Tag Archives: H class submarine

Scorpion vs Trawler

In news out of Chile, the country’s very professional (if somewhat outdated) navy has been keeping tabs on a foreign fishing fleet of 8 large trawlers crossing through the Juan Fernández Archipelago National Park and then into the Strait of Magellan to make sure they don’t illegally drop nets or lines in Chile’s EEZ.

While aerial observation occurred– conducted by AS365 Dauphin 2s, at least one submarine kept an eye on the Chinese fishing fleet as well, a great example of how modern sea power is meshing with roaming international IUU concerns.

These images were released by the Chilean Navy on 16 December, as part of Operación de Fiscalización Pesquera Oceánica (OFPO) (and you know how much of a sucker I am for periscope shots!):

The submarine looks to be a French-made Scorpène-class SSK, two of which — Carrera (SS-22) and O’Higgins (SS-23)— were delivered in 2005-06. The country’s fleet also runs an older pair of German HDW-made Type 209-1400s– Thomson (SS-20) and Simpson (SS-21)— which were delivered in the early 1980s during tensions with Argentina and today serve more of a training role.

While the Chileans aren’t saying, odds are the above images show Carrera, who just returned on 22 December to her homeport at Talcahuano following four months in San Diego as an OPFOR in the 2023 Diesel-Electric Submarine Initiative (DESI) and would have been transiting the area just in time to give a good flex. DESI 2023 saw the Colombian Navy submarine ARC Pijao’s deployment (the country’s 13th DESI) at Naval Station Mayport, Florida for training with Atlantic forces while Carrera did the same on the West Coast under the control of Submarine Squadron 11. This was Chile’s 10th DESI deployment since the program was established in 2001.

Submarine “Carrera” returned to Chile after participating in the DESI 2023 exercise (PHOTO: Chilean Navy)

Chile has been in the submarine biz since 1917.

For reference, before their current boats, the Chileans ran a pair of British-built Oberon-class submarines (O’Brien and Hyatt) for three decades.

Going even further back, Santiago picked up two non-GUPPY Snorkel conversion Balao-class boats– USS Spot (SS-413)/Simpson and USS Springer (SS-414)/Thomson in 1962.

They began their submarine arm with a six-pack of American-built British Holland 602/H-class-class boats put into service starting in 1917 as the Guacolda-class followed by three Odin class boats (Almirante Simpson, Capitan O’Brien, Capitan Thompson) in 1928.

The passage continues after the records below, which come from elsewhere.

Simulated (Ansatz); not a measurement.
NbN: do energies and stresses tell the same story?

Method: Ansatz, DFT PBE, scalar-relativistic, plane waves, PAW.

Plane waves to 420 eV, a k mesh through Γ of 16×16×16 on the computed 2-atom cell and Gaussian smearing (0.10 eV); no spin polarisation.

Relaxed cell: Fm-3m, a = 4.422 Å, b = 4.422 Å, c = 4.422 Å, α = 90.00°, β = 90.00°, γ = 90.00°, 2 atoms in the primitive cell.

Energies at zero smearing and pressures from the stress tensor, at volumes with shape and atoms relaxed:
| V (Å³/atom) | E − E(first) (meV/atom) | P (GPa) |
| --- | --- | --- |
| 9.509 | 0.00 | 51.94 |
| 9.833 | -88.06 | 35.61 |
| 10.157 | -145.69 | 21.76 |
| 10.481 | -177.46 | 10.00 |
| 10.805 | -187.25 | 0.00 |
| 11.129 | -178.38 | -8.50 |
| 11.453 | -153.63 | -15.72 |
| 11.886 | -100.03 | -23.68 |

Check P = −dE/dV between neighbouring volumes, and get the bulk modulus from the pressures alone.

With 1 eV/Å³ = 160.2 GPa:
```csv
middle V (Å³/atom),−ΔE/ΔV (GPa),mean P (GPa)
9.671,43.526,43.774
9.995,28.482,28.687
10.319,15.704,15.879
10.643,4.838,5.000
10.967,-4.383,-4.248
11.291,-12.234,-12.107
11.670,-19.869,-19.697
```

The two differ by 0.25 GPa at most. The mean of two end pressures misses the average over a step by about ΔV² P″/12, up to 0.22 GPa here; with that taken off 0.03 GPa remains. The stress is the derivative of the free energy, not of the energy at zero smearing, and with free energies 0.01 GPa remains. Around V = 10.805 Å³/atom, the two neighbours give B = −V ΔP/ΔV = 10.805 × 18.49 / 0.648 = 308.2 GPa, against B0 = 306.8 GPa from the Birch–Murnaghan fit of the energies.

Chile Guacolda class H-class submarines Holland 602, via Jane’s 1946

Warship Wednesday, August 11, 2021: The Guacolda-class submarines, via Quincy, Mass

Here at LSOZI, we take off every Wednesday for a look at the old steam/diesel navies of the 1833-1954 time period and will profile a different ship each week. These ships have a life, a tale all their own, which sometimes takes them to the strangest places.- Christopher Eger
 
Warship Wednesday, August 11, 2021: The Guacolda-class submarines, via Quincy, Mass

Original caption: July 4, 1917, Boston (Charlestown) Navy Yard, “Six British subs bottled up in Navy Yard because of U.S. Neutrality are given to the Chilean government in exchange for a Man of War which could not be built by England.”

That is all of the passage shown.